Lastly, some other improvements have been added to the temp detector We made it frequency sensitivity. Our ear listens to frequencies not raw samples. So it makes more sense to let the content in the delay buffer represent the energy of specific frequency bands. The bark psycho-acoustic scale is a good start. With its 24 bands it covers quite exactly the loudness profile of our hearing. Some people have done tests with 6 bands, spread across the auditory spectrum, which also turned out to be sufficient. In our case, because we wanted to run it on Android, we didn't expect to have much computational time left, we reduced it even further to 3 bands. The Lo, middle and high frequency bands. Each band covering 8 Bark bands. Aside from being frequency specific, it is also valuable to respect loudness. That means that we store in the delay buffer log-values (as opposed to direct RMS values) and also that we apply a 150 to 200 millisecond decay to ever incoming sample.
The result of all these improvements is shown in the following video. The 4 panels are again the same as they were before The delay buffer running from left to right, the difference, absolute difference and accumulated auto-similarity. The three color channels (red green and blue), represent the 3 frequency bands we have been measuring. At the bottom, the measured peak and its two subpeaks are shown, together with an estimate on the actual tempo.
In the first part of this talk I explained how using loudness measurement on multiple frequency bands, combined with an appropriate sampling of the auto-similarity and appropriate interpretation of the peaks leads to an algorithm that measures the tempo correctly in 95% of the cases.

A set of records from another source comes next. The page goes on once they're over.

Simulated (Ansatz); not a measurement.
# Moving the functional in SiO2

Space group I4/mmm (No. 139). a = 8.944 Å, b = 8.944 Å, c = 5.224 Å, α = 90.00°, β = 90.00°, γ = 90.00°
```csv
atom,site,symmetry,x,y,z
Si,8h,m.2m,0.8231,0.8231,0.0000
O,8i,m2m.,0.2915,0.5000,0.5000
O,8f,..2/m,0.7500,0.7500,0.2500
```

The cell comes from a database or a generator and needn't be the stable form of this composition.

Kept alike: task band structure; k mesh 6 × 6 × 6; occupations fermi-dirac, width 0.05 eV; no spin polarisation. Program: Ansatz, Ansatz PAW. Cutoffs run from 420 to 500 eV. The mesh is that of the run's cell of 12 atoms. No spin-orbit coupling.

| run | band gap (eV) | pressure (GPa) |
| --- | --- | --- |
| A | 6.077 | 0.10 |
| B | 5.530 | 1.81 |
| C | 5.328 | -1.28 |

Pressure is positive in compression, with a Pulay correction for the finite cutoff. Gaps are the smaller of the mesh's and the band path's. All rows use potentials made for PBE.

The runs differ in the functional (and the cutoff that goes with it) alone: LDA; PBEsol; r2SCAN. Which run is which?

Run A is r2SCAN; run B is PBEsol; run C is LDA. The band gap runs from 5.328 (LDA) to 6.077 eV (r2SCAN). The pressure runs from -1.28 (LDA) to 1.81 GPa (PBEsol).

The biggest problem we had in the past was the presence of unwanted harmonics, such as the 3,5,6 or 7 harmonics. Our algorithm no longer reports such tempo harmonics. Nevertheless, the algorithm might still be 'off by a factor two'. It might report a tempo of 70 BPM while it should actually be 140 BPM. However, that does not matter because, if a DJ wants to play a 70 BPM song after a 140 BPM song, then no sensible DJ software will double the play speed of the 70BPM song. Instead, it is better to assume that the song should be interpreted as a 140BPM song.
In the next part of the talk I focus on measuring rhythm patterns in music, but before doing so I would like to demonstrate why that would be useful.
You might remember the track we started with. In order to add a new track we can click on the + icon at the right. Then we end up in a song selector that suggests songs that are similar to the one that is playing.
The topsong is the target. All other songs are similar in either rhythm or loudness.
To make it possible for BpmDj to find songs with a similar rhythm, it needs the ability to measure it. The 2nd part of this talk explains how that is done.
When we know the tempo of a track we can extract one bar from any position we want. Suppose the tempo is 120 BPM, then each beat is half a second and one bar, which is four beats, would be 2 seconds long. If we now were to select any 2 seconds in such a song we would have extracted exactly 1 bar. And although 1 bar might already give us some information on the rhythm, we might just have selected the wrong bar, the bar with a fill-in, or the bar with an ambient passage, or the bar with a Screaming Jay Hawkins. That problem can easily be mediated by extracting all bars from the song and calculating their average. In our 120 BPM song, we would chop up the song in sections of 2 seconds. Each section being one bar. Adding them all together will give us an idea of the rhythm of the song.
The following 3 examples illustrate this. The first sample is a couple of bars from the original track. The second sample is the extracted rhythm.
Of course, BpmDj does not store the rhythm information directly in this sample based format. It is after all not normalized. Each pattern has a different length because the tempo of each song is different and the samples are way too large. With over 88000 samples per pattern we are looking for a better solution.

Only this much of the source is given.